Franck-Dernoncourt / NeuroNER

Named-entity recognition using neural networks. Easy-to-use and state-of-the-art results.
http://neuroner.com
MIT License
1.69k stars 476 forks source link

Dependency of pretrained model on provided "test" set #128

Open StanislavPy opened 5 years ago

StanislavPy commented 5 years ago

Hello. I would like to thank you for a great model, although I found some strange behaviour of it.

The situation is as following:

  1. I trained model on my own small dataset , and it showed nice weighted f1-score on validation set
  2. I used a prepare_pretrained_model and chose epoch which gave me the highest weighted f1-score on validation set
  3. After that, in order to use a prediction mode of NNER, I need to initialize model with pretrained_model_folder='mymodel', use_pretrained_model=True and also it's obligatory to provide dataset_text_folder with deploy or test sets.

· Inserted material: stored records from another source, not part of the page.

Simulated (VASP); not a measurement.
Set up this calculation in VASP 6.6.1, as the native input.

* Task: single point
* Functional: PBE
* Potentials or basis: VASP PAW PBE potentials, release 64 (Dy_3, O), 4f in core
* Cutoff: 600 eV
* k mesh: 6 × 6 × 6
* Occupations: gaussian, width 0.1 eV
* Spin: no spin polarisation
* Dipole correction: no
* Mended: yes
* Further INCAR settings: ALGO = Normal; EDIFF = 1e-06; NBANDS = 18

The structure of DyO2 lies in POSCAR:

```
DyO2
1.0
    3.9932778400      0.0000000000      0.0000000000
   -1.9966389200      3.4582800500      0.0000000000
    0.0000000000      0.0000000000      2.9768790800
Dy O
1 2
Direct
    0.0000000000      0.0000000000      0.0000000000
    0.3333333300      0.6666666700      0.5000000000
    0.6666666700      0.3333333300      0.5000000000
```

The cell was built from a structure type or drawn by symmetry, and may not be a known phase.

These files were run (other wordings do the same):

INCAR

After that I found some problem.
The thing is that I want to use NNER in production as a service, that's why it is crucial to keep model loaded in memory all the time and just use 'nner.predict()' on the new text that's coming to the service. Although I found that prediction may highly vary depending on which data you provide with parameter dataset_text_folder. When I provide train_set as a 'test_set' the results are fine, although, when I use valid_set as a 'test_set' the results are different and much worse.

What could be the reason of such behavior?